Thursday, August 27, 2015
Court: Terror Victims Can Collect Funds Owed to Iranian Bank
By KENNETH OFGANG, Staff Writer
Persons who have obtained judgments against the Islamic Republic of Iran based on terrorist acts sponsored by that nation’s government can try to collect from moneys owed to the national bank, the Ninth U.S. Circuit Court of Appeals ruled yesterday.
Instrumentalities of a national government are not immune from the enforcement of judgments resulting from acts of terrorism, a rule that applies regardless of whether the instrumentality is an alter ego of the state, Judge Alex Kozinski wrote for the court.
Judge Susan P. Graber and Senior District Judge Dee Benson of the District of Utah, sitting by designation, concurred.
The panel affirmed an order by Senior U.S. District Judge Charles Breyer of the Northern District of California, denying Bank Melli’s motion to dismiss an effort by plaintiffs in four separate cases to collect some $17.6 million in payments that Visa Inc. allegedly owes the bank for facilitating Visa cards in Iran.
Visa has been unable to transfer the money since 2007 because of sanctions tied to Iran’s illicit nuclear program; the money has been deposited into the court’s registry. Bank Melli claims the money is not subject to the creditors’ claims because it is a legal entity independent of the Iranian government, because it doesn’t “own” the assets because they are blocked, and because the laws which the plaintiffs claim give them a right to the money were enacted after they obtained their judgments.
Those judgments, totaling more than $970 million, were based on four separate incidents in which Iran was found to be involved—the 1990 shooting of Rabbi Meir Kahane and others in New York, the 1996 bombing of the Khobar Towers in Saudi Arabia, the 2001 bombing of a Jerusalem restaurant, and the 2002 bombing of a cafeteria at Hebrew University in Jerusalem.
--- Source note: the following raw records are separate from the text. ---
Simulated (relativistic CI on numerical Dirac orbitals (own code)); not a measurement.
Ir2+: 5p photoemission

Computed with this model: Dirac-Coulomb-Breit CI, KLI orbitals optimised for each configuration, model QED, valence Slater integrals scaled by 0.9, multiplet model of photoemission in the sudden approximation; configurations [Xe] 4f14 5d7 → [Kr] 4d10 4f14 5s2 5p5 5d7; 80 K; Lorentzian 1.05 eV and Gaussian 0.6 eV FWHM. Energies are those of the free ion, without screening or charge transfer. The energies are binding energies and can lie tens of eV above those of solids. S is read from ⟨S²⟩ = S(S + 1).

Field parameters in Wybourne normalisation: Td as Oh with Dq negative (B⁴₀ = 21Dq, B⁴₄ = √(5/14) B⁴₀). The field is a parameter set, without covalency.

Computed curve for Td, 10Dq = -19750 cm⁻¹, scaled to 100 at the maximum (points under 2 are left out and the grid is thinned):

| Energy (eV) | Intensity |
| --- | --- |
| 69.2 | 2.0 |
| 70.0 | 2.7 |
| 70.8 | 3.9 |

While the Foreign Sovereign Immunities Act contains an exception for terrorism, Kozinski explained, an anomaly in the law prevented victims from enforcing their judgments until 2002, when Congress passed the Terrorism Risk Insurance Act, or TRIA, which permits execution against “the blocked assets of [a] terrorist party” or an agency or instrumentality of such a party.
In 2008, the abrogation of asset immunity was extended, by an amendment to the Foreign Sovereign Immunities Act, to funds that are not blocked, including those held by “a separate juridical entity.”
Kozinski said the two laws make it clear Congress intended to allow the plaintiffs to attach funds owned to a government instrumentality like Bank Melli. He rejected the bank’s claim that the attachment violates a 1955 treaty that bars “unreasonable or discriminatory measures” against Iranian companies doing business in the United States.
The treaty cannot be read as superseding the later-enacted statutes, the judge wrote.
“In any event, there’s nothing unreasonable, discriminatory or in violation of international law about waiving sovereign immunity for terrorism-based judgments,” he wrote. “Bank Melli’s assets aren’t subject to attachment because it’s an Iranian company, but because it’s an instrumentality of a state that has sponsored terrorism.”
He went on to reject the bank’s retroactivity argument, saying the statutes “do not impose retroactive liability on Iran—they merely provide a means of collection for judgments where liability has already been established.”
The question of whether the funds are “owned” by the bank, Kozinski said, must be answered under the debtor-creditor laws of California, where the money is located. The state’s Enforcement of Judgments Law makes clear that “a right to payment due or to become due” is an asset subject to attachment,” the judge noted.
The case is Bennett v. Bank Melli, 13-15442.